Fall has arrived abruptly and violently in Seattle – I could have sworn we went from high 70s (F) to low 50s in a matter of two days. The torrential rain prevented me from both documenting and wearing the light autumnal jacket I finished last week. Until today!
Perhaps due to the change in weather, Nathan and I both came down with persistent low-grade fevers a couple of days ago. (Coincidentally, that’s when the weather cleared up.) After two days of being bed- and house-bound, we took a field trip to the post office and I kind of tricked Nathan into a 5-minute photo shoot. Then I went straight back to bed.
Looking a little bit vacant, no?
As you might have guessed, I used the Sewaholic Minoru pattern. I made a size smaller than my previous version, shortened it by 8″ and took the side seams at the bottom hem in by a half-inch to reduce some of the flare. I think the fit is even better than my other Minoru, and I can still wear a loose-fitting sweater underneath.
The only other real change was forgoing the elastic wristbands for flat ones and shortening the sleeves a tiny bit. They’re still pretty long!

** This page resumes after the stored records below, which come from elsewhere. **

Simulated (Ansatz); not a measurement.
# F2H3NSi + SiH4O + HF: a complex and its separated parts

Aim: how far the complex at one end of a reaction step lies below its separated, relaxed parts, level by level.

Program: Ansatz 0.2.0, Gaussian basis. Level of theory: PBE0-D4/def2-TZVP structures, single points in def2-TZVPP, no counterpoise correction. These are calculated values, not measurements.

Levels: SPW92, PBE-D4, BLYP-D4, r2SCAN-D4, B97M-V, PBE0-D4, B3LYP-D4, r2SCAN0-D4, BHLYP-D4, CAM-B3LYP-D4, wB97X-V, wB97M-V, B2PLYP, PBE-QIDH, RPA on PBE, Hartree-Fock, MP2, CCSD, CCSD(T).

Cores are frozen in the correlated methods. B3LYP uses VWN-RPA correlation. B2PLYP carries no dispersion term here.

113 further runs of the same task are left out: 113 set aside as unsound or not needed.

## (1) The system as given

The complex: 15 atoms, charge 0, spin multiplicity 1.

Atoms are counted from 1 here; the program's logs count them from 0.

It was really fun to re-visit this pattern and see how much more comfortable I am with a lot of the techniques this pattern requires. Top-stitching, lining and outerwear in general were mysterious to me when I attempted my first Minoru. This one felt like a victory lap.
Fabric-wise, this was a pretty thrifty jacket! I used a tiny portion of the olive linen I got at the stash shop, almost all of the rest of the fabric scraps from Nathan’s birthday shirt, and a little bit of silk twill I had in my stash to line the sleeves. Man, slippery sleeve linings are so luxurious. You can practically hear my sleeves squeaking as I try to put my arms in my other Minoru (fully lined in cotton) – not so with this one!
My goal with this project was to create a fall/spring jacket that was the right length for the higher waistlines of dresses and skirts. (If you haven’t already, check out Andrea’s short jacket - she created it to extend the wear of her warmer-weather dresses.) I could easily see myself creating a third version in a slightly longer length that would work well with pants. I think taking 6″ instead of 8″ off the hem would do it.
So! That’s my first piece of fall sewing to hit this blog. It remains to be seen if it will see more wear this year; so much depends on the weather. Maybe I should start my winter coat project now? If you’ve got some good tips on timing seasonal sewing, please share!